Some time around or after the stone heads were being destroyed, a new religion was born. In that time of violence, warriors and war, the Birdman came into being. Each year, a competition took place with the winning tribe receiving bragging rights, a greater share of resources and tribute. The tribe’s chief became Tangata Manu, the Birdman, the island’s spiritual leader. Each competing tribe chose a champion and walked the path to this volcano to stay in Orongo, a ceremonial village. When the signal was given, the champions raced around the crater to Kari Kari, where the exterior walls drop slightly at the seaward side of the volcano, and scaled down those black giant cliffs. They swam 2km out to sea aided only by para (a sort of hollow reed surfboard that can carry supplies) to reach Mota Nui, the largest of three offshore islands. These islands were the breeding grounds of the sooty tern bird. The champions camped on the island, waiting for the first egg to be laid by the birds. The first man to get his hands on the egg wins and the race is done! A signal was sent to the crowds waiting at Orango in the low, corbelled houses. The winner made his way back with the egg intact in a pouch on his head.

Just need to swim out there…

Standing looking at the cliffs and the distant island out to sea, I couldn’t believe how they achieved this feat. The last competition was in 1867. After that, Catholic missionaries came along and put a stop to all this religious inventiveness. But the ruins of Orongo village survive. Some of the houses are reconstructed and I spent a happy time wandering among them. At the edge of the village is Mata Ngara’u: a house with petroglyphs showing the Birdman, the god Make Make and komari (female naughty bits). All are about to fall into the sea from erosion. Some already are hanging on at an angle, looking like they will slip and disappear forever at any moment. Who knows how long they will stay there for people to admire.

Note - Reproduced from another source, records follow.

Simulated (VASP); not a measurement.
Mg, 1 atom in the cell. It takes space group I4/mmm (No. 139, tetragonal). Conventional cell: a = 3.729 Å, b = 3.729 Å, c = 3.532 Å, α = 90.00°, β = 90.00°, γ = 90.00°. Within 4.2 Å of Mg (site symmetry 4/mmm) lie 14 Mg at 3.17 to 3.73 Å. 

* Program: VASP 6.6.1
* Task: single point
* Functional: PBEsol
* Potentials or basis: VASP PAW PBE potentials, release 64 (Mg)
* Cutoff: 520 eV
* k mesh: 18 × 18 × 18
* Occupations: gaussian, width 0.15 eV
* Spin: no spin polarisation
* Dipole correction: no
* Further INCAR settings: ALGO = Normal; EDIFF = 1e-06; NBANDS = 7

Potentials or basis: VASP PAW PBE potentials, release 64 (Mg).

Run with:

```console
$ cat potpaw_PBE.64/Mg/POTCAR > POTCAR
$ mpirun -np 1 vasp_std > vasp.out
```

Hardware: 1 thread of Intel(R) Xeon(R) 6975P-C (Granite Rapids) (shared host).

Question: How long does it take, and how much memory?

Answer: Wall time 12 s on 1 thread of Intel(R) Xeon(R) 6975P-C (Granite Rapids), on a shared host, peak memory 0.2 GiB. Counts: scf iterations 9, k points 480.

TOP TIPS FOR VISITING EASTER ISLAND

  • I was seven days on the island, including arrival and departure days. I left feeling that there were things I still could have explored. If you were seeing the island by organised tour, you could make do with a shorter stay…. maybe…
  • Bring your own food if you can and stay somewhere you can cook: food supplies are expensive on the island. That being said, the tuna and cheese empanadas you can buy everywhere are amazing!
  • Remember to pay your National Park entrance fee when you arrive at the airport, it may be checked at the larger sites
  • You can get around the island by organised tours, private guide, rental car, motorbike or regular bike. I chose to mountain bike (see this post) which was super fun but you could see more with a quicker method of transport
  • Make sure to get your Easter Island passport stamp from the Post Office
  • Don’t walk on or touch any of the protected sites
  • It is hot and sometimes rather windy on the island. Bring sunscreen and an umbrella for shade
  • When you are departing, check in for your flight, then leave the airport building and sit by the fence to the north side of the runway (just follow where other people are standing). The plane will fly right over your head as it lands!